Foreword

'Survival of the fittest', the implacable Darwinian notion of heredity in an evolving, ever-changing landscape, applies as much to the business world as the natural. Without warning, people today are forced to compete in a world of rapid and relentless change: new industries are being born; established companies are being boldly challenged by newcomers; start-ups are questioning conventional business thinking; businesspeople face both uncertain challenges and unparalleled opportunities.

As with the colossal impact of an asteroid into our planet, throwing the future into confusion and altering the technological climate forever, even a casual observer can see with the naked eye the hurtling approach of the Internet. However, no knows whom it will hit or which skyscraping dinosaurs will topple. Simultaneously, the swirling black hole of globalisation threatens to swallow any commercial debris in its path in a flurry of mergers and acquisitions. These are all attempts to build fortresses fit to withstand the sound and fury of the economic elements in a world where no frame of reference exists except the speed of light. Electronic news travels faster than wildfire, threatening the tiger economies first with extinction, later only narrowly avoided by the rest of the world on the global San Andreas Stock Exchange.

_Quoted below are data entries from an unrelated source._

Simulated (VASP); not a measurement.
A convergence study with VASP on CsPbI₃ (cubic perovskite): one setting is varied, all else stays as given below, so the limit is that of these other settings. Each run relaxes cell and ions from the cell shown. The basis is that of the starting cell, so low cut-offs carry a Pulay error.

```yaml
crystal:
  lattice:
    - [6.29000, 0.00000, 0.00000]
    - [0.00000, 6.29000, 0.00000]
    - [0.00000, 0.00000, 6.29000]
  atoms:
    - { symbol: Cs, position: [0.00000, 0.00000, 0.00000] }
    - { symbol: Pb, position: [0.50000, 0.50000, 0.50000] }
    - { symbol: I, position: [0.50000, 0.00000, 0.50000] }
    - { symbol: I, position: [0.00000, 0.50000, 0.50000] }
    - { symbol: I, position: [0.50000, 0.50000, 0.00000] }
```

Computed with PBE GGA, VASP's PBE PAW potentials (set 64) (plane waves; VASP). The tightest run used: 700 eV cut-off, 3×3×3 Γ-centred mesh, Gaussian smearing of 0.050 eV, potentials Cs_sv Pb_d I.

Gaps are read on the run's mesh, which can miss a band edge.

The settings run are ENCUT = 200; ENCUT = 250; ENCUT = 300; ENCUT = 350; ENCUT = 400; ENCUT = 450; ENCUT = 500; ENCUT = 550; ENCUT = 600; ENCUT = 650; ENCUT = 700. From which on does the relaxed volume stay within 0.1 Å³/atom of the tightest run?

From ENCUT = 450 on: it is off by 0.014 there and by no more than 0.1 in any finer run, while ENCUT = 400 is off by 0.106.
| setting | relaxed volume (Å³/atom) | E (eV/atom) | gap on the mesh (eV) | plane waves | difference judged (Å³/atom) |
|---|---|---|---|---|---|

These twin opposing forces of innovation and consolidation will shape the business arena of the future, presenting new pitfalls and new champions. It will be the companies who are best adapted to the unknown environment of the future who will thrive and positively benefit from the opportunities presented by such an upheaval. Some of the successful species of today will adapt, while others still will grow as completely new breeds of business. It is from the scattered seeds of the past that the future blossoms: this daily journal of one thousand years of human achievement provides the ephemeral landscape upon which the artisans of the 21st era will build.